In \(\eqref{eq:chain-power}\) if \(g(x) = x,\) then \(g'(x) = 1\) and so the formula becomes \[\deriv{}{x} x^n = nx^{n - 1} \cdot 1 = nx^{n - 1} \cma\] the raw Power Rule. In this special case of \(g,\) the Chain Rule agrees with the Power Rule we have previously established.
Differentiating \(b^x\)
We know that the derivative of \(e^x\) is \(e^x,\) since \(e = 2.718 \dots\) is the only number whose corresponding exponential function matches its derivative. But to differentiate an exponential function whose base isn't \(e,\) we force the base to be \(e\) (thus producing a composite function) and use the Chain Rule. Let \(b\) be any positive number, in the family of functions \(y = b^x.\) Our goal is to differentiate the family. We use the Change of Base formula for exponents: \[y = b^x = \par{e^{\ln b}}^x = e^{x \ln b} \pd\] In this composite function, the outer function is \(f(x) = e^x\) and the inner function is \(g(x) = x \ln b.\) Since \(b\) is a constant, \(\ln b\) is also a constant and so \(g'(x) = \ln b.\) And of course, \(f'(x) = e^x.\) Therefore, by \(\eqref{eq:chain-rule}\) we see \[\deriv{}{x} \par{b^x} = e^{x \ln b} \ln b = b^x \ln b \pd\] In words, to differentiate an exponential function whose base isn't \(e,\) we copy the exponential function and multiply it by the natural logarithm of the base. If \(b = e,\) then \(\ln b = 1\) and so the derivative is simply \(e^x.\)

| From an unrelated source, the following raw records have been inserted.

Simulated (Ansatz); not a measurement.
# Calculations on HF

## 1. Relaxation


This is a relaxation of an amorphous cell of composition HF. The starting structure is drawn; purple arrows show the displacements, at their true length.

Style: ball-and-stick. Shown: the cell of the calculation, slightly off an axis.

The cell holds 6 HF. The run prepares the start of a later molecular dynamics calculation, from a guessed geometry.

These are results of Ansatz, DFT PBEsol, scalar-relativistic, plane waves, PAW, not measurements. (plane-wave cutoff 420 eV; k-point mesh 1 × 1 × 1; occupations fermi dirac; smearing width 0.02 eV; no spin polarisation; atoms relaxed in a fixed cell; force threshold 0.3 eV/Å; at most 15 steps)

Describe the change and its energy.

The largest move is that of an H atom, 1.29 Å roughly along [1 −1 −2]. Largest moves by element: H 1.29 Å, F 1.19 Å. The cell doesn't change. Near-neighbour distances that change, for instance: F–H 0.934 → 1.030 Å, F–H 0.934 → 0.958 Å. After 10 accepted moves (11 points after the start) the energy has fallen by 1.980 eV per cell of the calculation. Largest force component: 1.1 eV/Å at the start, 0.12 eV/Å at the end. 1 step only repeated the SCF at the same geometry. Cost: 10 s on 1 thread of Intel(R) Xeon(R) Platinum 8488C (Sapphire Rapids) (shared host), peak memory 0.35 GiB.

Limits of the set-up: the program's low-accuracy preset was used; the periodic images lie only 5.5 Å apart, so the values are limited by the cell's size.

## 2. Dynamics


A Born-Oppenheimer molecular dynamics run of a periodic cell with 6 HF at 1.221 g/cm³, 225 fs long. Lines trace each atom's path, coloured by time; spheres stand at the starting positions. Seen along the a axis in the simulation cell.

Using the Chain Rule Multiple Times
The function \(y = f(g(h(x)))\) has "three layers" of composition: the outermost layer \(f,\) the middle layer \(g,\) and the innermost layer \(h.\) To differentiate \(y,\) we use the Chain Rule twice, as follows: \begin{align} \deriv{y}{x} &= f'(g(h(x))) \cdot \deriv{}{x} [\orange{g(h(x))}] \nonumber \nl &= f'(g(h(x))) \parbr{\orange{g'(h(x)) \cdot h'(x)}} \nonumber \nl &= f'(g(h(x))) \cdot g'(h(x)) \cdot h'(x) \pd \label{eq:chain-rule-3} \end{align} Or in Leibniz notation, we can write \[\deriv{y}{x} = \deriv{f}{g} \deriv{g}{h} \deriv{h}{x} \pd\] This form explains the name Chain Rule: \(\textderiv{y}{x}\) is given by the product of a chain of derivatives. In general, when a function has \(n\) layers of composition, we use the Chain Rule \(n - 1\) times.
Proof of the Chain Rule
PROOF Let \(F(x) = f(g(x))\) such that \(g\) is differentiable at \(c\) and \(f\) is differentiable at \(g(c).\) Our goal is to show that \(F'(c) = f'(g(c)) \cdot g'(c).\) By the limit definition of a derivative at a point (see Section 2.1), we assert that \[ \ba F'(c) &= \lim_{x \to c} \frac{F(x) - F(c)}{x - c} \nl &= \lim_{x \to c} \frac{f(g(x)) - f(g(c))}{x - c} \pd \ea \] Our goal is to rewrite this limit to reveal that it's a product of two derivatives. By algebraic manipulation, we obtain \[ F'(c) = \lim_{x \to c} \parbr{\frac{f(g(x)) - f(g(c))}{g(x) - g(c)} \cdot \frac{g(x) - g(c)}{x - c}} \cma \] assuming that \(g(x) \ne g(c).\) Using the Product Law for Limits (from Section 1.2), this limit becomes \[F'(c) = \par{\lim_{x \to c} \frac{f(g(x)) - f(g(c))}{g(x) - g(c)}} \par{\lim_{x \to c} \frac{g(x) - g(c)}{x - c}} \cma\] provided each limit exists. The second limit is the definition of \(g'(c),\) so we have \[F'(c) = \par{\lim_{x \to c} \frac{f(g(x)) - f(g(c))}{g(x) - g(c)}} \cdot g'(c) \pd\] Now we show that the first limit represents the derivative \(f'(g(c)) \col\) Since \(g\) is differentiable at \(c,\) \(g\) is continuous at \(c\) and so \(g(x) \to g(c)\) as \(x \to c.\) If we let \(u = g(x),\) then we find \[ \ba F'(c) &= \par{\lim_{u \to g(c)} \frac{f(u) - f(g(c))}{u - g(c)}} \cdot g'(c) \nl &= f'(g(c)) \cdot g'(c) \pd \ea \] \[\qedproof\]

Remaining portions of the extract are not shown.